Following this with Three Places in New England (1914) reinforces the consistency of Ives’s mature thinking. Davis brings Mahlerian pathos to ‘The St Gaudens in Boston Common’ with its stately progress towards a climax which never arrives, then is mindful not to indulge in overkill as ‘Putnam’s Camp, Redding, Connecticut’ takes its eventful course to a still focal-point before regaining its initial verve for the uproarious conclusion. Neither is the simmering fervency of ‘The Housatonic at Stockbridge’ at all undersold, its hymnal underlay provoking a resplendent climax left hanging in mid-air.

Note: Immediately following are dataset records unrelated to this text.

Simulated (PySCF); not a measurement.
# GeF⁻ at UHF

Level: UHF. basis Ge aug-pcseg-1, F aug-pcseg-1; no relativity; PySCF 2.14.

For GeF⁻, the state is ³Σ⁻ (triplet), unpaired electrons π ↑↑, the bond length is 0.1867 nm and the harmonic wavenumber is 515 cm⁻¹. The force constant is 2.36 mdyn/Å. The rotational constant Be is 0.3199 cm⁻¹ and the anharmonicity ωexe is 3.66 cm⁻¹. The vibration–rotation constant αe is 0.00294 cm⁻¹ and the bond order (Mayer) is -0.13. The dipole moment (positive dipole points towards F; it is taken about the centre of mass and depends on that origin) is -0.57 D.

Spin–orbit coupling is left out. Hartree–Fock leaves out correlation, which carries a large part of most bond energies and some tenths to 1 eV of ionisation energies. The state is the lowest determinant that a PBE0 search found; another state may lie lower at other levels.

Davis frames the New England triptych with the Two Contemplations that are similarly among Ives’s most enduring creations. Central Park in the Dark (1906) is admirably done in that its contrasting strata of ethereal strings and strident winds intertwine imperceptibly heading into the raucous climax and unresolved close. The Unanswered Question (1908) might have been just a little steadier so that its spatial exchanges between trumpet and woodwinds registered even more graphically, though there is no denying the poise of the strings circling impassively behind them.
For the Holidays Symphony, Michael Tilson Thomas’s fastidious reading on Avie is a strong contender (even if his earlier account on Sony delved even deeper), as is David Zinman’s robust account coupled with a Three Places, which lacks subtlety, while James Sinclair’s take for Naxos on the other pieces is part of a worthwhile miscellany.
Superbly recorded – not least in its realising of the composer’s occasionally fanciful intentions, with detailed booklet notes from Mervyn Cooke and the conductor, the present disc consolidates what is becoming an important and absorbing series.